Minding Our Walk
Robert Wurtz II
For many, of whom I have often told you and now tell you even with tears, walk as enemies of the cross of Christ. Their end is destruction, their god is their belly, and they glory in their shame, who mind earthly things. But our citizenship is in heaven, and from it we await a Savior, the Lord Jesus Christ (Philippians 3:18-20).
One of the many delights of traveling to the United Kingdom is hearing words and phrases used that are peculiar to a Midwestern American. So when I boarded the subway for the first time in London and heard the electronic announcement, “mind the gap” I had to think for a minute. Later I saw a sign at my feet between the dock and the train with the same message. I quickly realized that the phrase meant, “pay attention to the gap between where you are standing and where you are stepping.” Nobody wants to lose a leg (or worse).
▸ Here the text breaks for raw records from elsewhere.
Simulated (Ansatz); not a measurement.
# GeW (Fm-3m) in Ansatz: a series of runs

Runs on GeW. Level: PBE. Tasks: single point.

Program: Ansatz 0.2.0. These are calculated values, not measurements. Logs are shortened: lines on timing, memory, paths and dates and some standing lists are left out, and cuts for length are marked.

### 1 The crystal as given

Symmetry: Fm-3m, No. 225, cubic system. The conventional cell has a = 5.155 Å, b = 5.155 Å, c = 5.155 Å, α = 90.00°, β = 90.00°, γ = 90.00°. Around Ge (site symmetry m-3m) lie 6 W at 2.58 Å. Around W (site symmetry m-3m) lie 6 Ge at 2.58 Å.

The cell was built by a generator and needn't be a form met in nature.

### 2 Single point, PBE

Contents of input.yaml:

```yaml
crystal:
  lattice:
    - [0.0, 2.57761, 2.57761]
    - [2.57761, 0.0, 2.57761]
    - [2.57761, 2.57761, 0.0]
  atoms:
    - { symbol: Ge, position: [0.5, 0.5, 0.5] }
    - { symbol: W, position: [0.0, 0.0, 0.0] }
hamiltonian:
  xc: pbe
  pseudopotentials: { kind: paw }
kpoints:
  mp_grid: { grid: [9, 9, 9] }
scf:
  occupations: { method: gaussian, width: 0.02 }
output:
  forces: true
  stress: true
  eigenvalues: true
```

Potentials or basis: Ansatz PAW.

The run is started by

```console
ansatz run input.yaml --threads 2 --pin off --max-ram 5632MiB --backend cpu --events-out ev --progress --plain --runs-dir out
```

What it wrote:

As a child my grandmother was what friends in the UK might call a “childminder” — only we were the ones expected to “mind.” She used to say, “boy, you better mind me” or “you are being punished because you don’t mind.” That didn’t mean I didn’t care about the punishment or “mind” that I was being disciplined. It meant that I wasn’t listening and hearkening to her instructions. The old-timers had a way of making sure the children “mind” and it was usually with a weeping willow tree switch (rod) or something similar.
Satan has always sought to turn man’s attention to his/her physical needs and pleasures and away from our obligation to obey God. He wants all of us to “makes stones into bread” (so to speak). Paul speaks of people who “mind earthly things” or as the ESV renders the text, “minds (are) set on earthly things.” Their minds are set on present, earthly things; that is, they have abandoned a lifestyle marked by the cross and have given up altogether on the future glory of the Saints in exchange for temporal pleasures. Paul weeps telling the Philippians about it. Since Paul was incarcerated at this time, he could be referring to those who abandoned him for love of this present world (as Demas later will).
Paul counseled the Philippian saints to “mind” his walk with the Lord and imitate it. Paul’s testimony was that he desired to depart and be with Christ which is far better than living in this world. He suffered much for the Gospel and the cross life that he preached and was frequently hungry, thirsty, in pain, in the cold, or lonely facing hostility for the cause of Christ. Jesus walked this way and told His disciples to expect the same treatment from the world. Nevertheless, Paul identified a troubling attitude among some professing Christians who emphasized a life of pleasure rather than the way of the cross.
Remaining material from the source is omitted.